Or perhaps the answer is a charismatic, creedless nondenominational church? Forget “truth,” just go for “the experience”? Steve Wood, a former youth minister in one such church, tells us that “the unwritten creed in non-denominational churches is whatever the pastor happens to believe. Woe to the member who crosses the line and disagrees with the pastor.” So, no, this wouldn’t do. Al Kresta was the leader of a nondenominational congregation, but simultaneously bewailed the disunity of Protestantism: “I felt like I had killed my mother and then complained about being an orphan.” No, nondenominationalism doesn’t solve the problem of disunity, but only adds to it.
The question of truth always reasserts itself to the discerning soul. James Akin was “bothered” by Christ’s clear statement to Peter and then to the Apostles that whatever they bind on earth will be bound in Heaven and whatever they loose on earth will be loosed in Heaven (Mt. 16:18-19, 18:18), and by His statement to the Apostles that they have the power to forgive sins (Jn. 20:21-23). Soon the Catholic Sacrament of confession made sense to Akin. Bob Sungenis found that the passage on binding and loosing “clearly implies the Church’s infallibility.”
Akin was also troubled by Paul’s words telling that good works, as well as faith, are necessary to salvation (e.g., Rom. 2:7: Gal. 6:6-10). The Protestant doctrine of sola fide (salvation by faith alone) ceased making sense to Akin. Digging deeper, he discovered that “where Paul says that a man is justified by faith apart from the works of the law” (Rom. 3:28), Paul was referring to the Mosaic Law. That’s why Paul asks us to fulfill “the law of Christ” (Gal. 6:2) and tells us that what is needed is “faith made effective through love” (Gal. 5.6). Sungenis notes: “In order to substantiate his claims that man was justified by faith alone, Luther deliberately added the word ‘alone’ to his German translation of Romans 3:28. In reality, the only time ‘alone’ appears with the word ‘faith’ in the Greek text is in James 2:24 where it says we are ‘not saved by faith alone.’ Luther defended his novel addition [by] bragging, ‘…If your Papist makes such an unnecessary row about the word “alone,” say right out to him: “Dr. Martin Luther will have it so,” and say: “Papists and asses are one and the same thing.” I will have it so, and I order it to be so, and my will is reason enough.'”

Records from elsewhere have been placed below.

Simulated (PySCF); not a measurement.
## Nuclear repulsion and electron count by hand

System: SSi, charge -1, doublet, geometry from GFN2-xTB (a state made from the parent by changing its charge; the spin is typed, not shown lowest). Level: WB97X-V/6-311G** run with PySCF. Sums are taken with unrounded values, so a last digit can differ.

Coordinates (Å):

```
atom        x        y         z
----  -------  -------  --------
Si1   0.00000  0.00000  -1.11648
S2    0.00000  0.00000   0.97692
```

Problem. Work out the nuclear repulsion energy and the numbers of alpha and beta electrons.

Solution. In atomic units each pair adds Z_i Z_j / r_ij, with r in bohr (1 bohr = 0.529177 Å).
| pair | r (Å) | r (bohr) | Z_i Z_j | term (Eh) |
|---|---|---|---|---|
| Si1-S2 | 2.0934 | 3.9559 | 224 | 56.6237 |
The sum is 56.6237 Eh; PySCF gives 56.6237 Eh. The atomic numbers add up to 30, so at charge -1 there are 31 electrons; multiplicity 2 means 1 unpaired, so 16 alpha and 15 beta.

Paul Thigpen realized he couldn’t claim to be adhering to the plain sense of Scripture and still interpret Jesus’ words about His Body and Blood figuratively, as fundamentalists and evangelicals are wont to do. Jim Staples tried to interpret Jesus’ “this is my body” and His “unless you eat my flesh and drink my blood you have no life in you” figuratively, but failed. Staples: “in response to the Jews’ grumbling about his talk of ‘eating his flesh and drinking his blood,’ Jesus said, ‘I solemnly assure you…my flesh is real food, and my blood is real drink’ [John 6:53, 55]. The text says that his teaching was so difficult…that many of them returned to their former way of life and no longer accompanied him’ (v. 66). When this occurred Jesus didn’t say, ‘Wait, folks! You misunderstood. I just meant you have to…believe in me as your personal Lord and Savior. You don’t think I really meant you have to eat my flesh and drink my blood, do you?’ No. Jesus let them leave….” T.L. Frazier puzzled over Paul’s warning (1 Cor. 11:27-32) that those who partake of the Eucharist unworthily heap condemnation upon themselves: If Holy Communion were only symbolic, “Paul’s stern warning…seemed incomprehensible.”
More basic than the issue of interpretation is that of authority. The Protestant authority is sola Scriptura, Scripture alone. But, as Sungenis notes, sola Scriptura “is simply not taught anywhere in the Bible, either explicitly or implicitly.” Sungenis explains that “the decision as to which books should be included in the Bible and which books should not, was made by the Catholic Church…,” an authority Protestants reject reflexively. Because of that, and because “the Bible does not indicate which books belong within it,” Protestants are left with an “epistemological dilemma” they cannot escape. All they can say is that they have a fallible collection of infallible books — which is self-refuting. It was logical, therefore, that Luther wanted to delete James, Hebrews, 2 Peter, and Revelation from the New Testament. After all, he didn’t think them to be inspired, and what mattered was what he thought, not what the Catholic Church had decided.
But the Bible is authoritative because the Church authoritatively determined which of the various books claiming inspiration truly were and were not inspired. And the Church’s authority comes from Christ — e.g., His declaring Peter the Rock upon which He would build His Church and giving Peter the keys to the Kingdom. The missing epistemological link is the Church, but Protestants cannot allow themselves to admit that because, logically, if the Church had the authority to assemble the Scriptures, she also has the authority to interpret them. And then the Reformation’s doctrine of private interpretation is fallacious, and the true authority for a Christian is Scripture and Catholic tradition.
The Catholic Church is immensely blessed to have people such as these 11 writers entering her bosom. They are earnest truth-seekers, they love the Lord, believe the Bible, and yearn to live holy lives. It is telling that not one of them credits the Hans Küngs or Richard McBriens with inspiring them to enter the Church. Of course not: The doubting and dissenting theologians are not a converting force; if anything, they only give Catholics excuses for becoming de facto Protestants or leaving the Church altogether.
The Catholic Church is still in need of authentic renewal, not unlike what the Reformers at their best saw was needed. But the Reformers fumbled the ball. The tragedy of evangelicalism, says Kresta, is that it is “a reform movement that forgot the Catholic Church it was seeking to reform…. It generates fire but gets burned because it can’t settle on a fireplace. It manages to convert many goats to sheep but leaves them wandering without the shepherds Jesus has appointed for them.”
The Fireplace without the Fire is empty ritual and mere churchianity. The Fire without the Fireplace is chaos and hairsplitting and division. But with more converts like those in this book, we’ll have a fine Fire, and we’ll have it where Jesus wants it — in the Fireplace.